These “left” commentators will never understand the daily abuse and humiliation inflicted by racist bosses, landlords, state bureaucrats, police and the courts. And they will never understand why that reality can be a powerful motivator to join the struggle for freedom and social liberation that will take them on a road that leads way beyond the fight against racism alone.  

That is also why Maori, Pacifica and other oppressed groups are often more class conscious than workers who are Pakeha and therefore more ready to join unions, more experienced in social struggles, and therefore more able to help lead the rest of their class in the fights that are needed. That truth we have learnt day in and day out organising and recruiting at Unite Union.

Even worse, this form of fake “leftism” feeds the racist and class prejudice in society that wants us to blame anyone being at the bottom of the heap on their own individual failures not to be seen as victims of a social system. Their “failure” is a personal, not social failure. After all, if some Maori can make it and capitalism is supposedly evolving in a non-racist manner then they can only blame themselves for their second class status.

Lecturing Maori to forget their “identity” as Maori in favour of a broader social struggle against inequality is using the language of class to subordinate and disempower Maori and their struggle against racist oppression. Working people who are Maori, because of their history of struggle against both racist oppression and class exploitation, have played a dynamic and often leading role in the broader struggle. This is a strength not a weakness of the class struggle in this country.

The stronger the fight by Maori and other oppressed groups for their rights the more ignorance and predjudice declines. Periods when the broader class struggle is on the rise also sees a decline of racist and other predjudices in the working class. No meaningful advance for Maori or working people generally is possible if one tries to subordinate one struggle to the other.

 

A socialist perspective

Socialist leaders of the working class struggle have actually been advancing this viewpoint since the days of the founders of modern socialism Karl Marx and Frederich Engles in the 19th century.

Karl Marx drafted resolutions for the International Working Men’s Association in support of the Irish struggle for independence. He thought the advance of this struggle was vital to liberating English workers from their backwards attachment to their own rulers. He also drew parallels with the situation of workers in the United States in relation to blacks there. In a letter to some comrades on April 9, 1870, Marx commented:

And most important of all! Every industrial and commercial centre in England possesses a working class divided into two hostile camps, English proletarians and Irish proletarians. The ordinary English worker hates the Irish worker as a competitor who lowers his standard of life. In relation to the Irish worker he feels himself a member of the ruling nation and so turns himself into a tool of the aristocrats and capitalists of his country against Ireland, thus strengthening their domination over himself. He cherishes religious, social, and national prejudices against the Irish worker. His attitude towards him is much the same as that of the ‘poor whites’ to the ‘niggers’ in the former slave states of the USA. The Irishman pays him back with interest in his own money. He sees in the English worker at once the accomplice and stupid tool of the English rule in Ireland. This antagonism is artificially kept alive and intensified by the press, the pulpit, the comic papers, in short by all the means at the disposal of the ruling classes. This antagonism is the secret of the impotence of the English working class, despite its organisation. It is the secret by which the capitalist class maintains its power. And that class is fully aware of it.
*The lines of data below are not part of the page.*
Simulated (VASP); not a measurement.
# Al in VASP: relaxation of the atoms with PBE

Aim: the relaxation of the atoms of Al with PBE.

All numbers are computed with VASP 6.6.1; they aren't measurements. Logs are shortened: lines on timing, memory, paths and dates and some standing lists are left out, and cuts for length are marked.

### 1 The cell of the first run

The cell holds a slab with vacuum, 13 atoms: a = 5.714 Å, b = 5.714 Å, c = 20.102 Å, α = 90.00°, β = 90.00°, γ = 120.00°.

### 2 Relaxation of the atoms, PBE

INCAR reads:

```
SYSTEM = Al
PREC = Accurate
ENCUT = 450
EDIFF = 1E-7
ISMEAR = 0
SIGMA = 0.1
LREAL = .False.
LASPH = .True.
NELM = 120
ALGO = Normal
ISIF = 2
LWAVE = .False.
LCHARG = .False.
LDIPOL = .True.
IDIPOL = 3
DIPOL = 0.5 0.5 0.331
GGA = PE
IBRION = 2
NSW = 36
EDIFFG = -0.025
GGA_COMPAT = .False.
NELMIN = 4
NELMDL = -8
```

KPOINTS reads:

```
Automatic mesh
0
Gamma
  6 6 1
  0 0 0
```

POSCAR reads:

The letter powerfully explains the roots of all divisions as being the economic competition between workers that is exploited by the ruling class. That is reinforced by the creation of a racist belief that the white (or “English”) worker is the member of a ruling nation. The way forward for Marx wasn’t to adapt to this prejudice and pretend it didn’t exist but it was to confront it openly and powerfully and demand that working class leaders campaign for Irish emancipation and against slavery. Only on that road would they find the way to their own liberation.

Our duty remains the same today. By following that example we will find our way to the fighting unity that will be necessary to overthrow the class of capitalist leeches that exploits, and oppresses us all – even if not equally.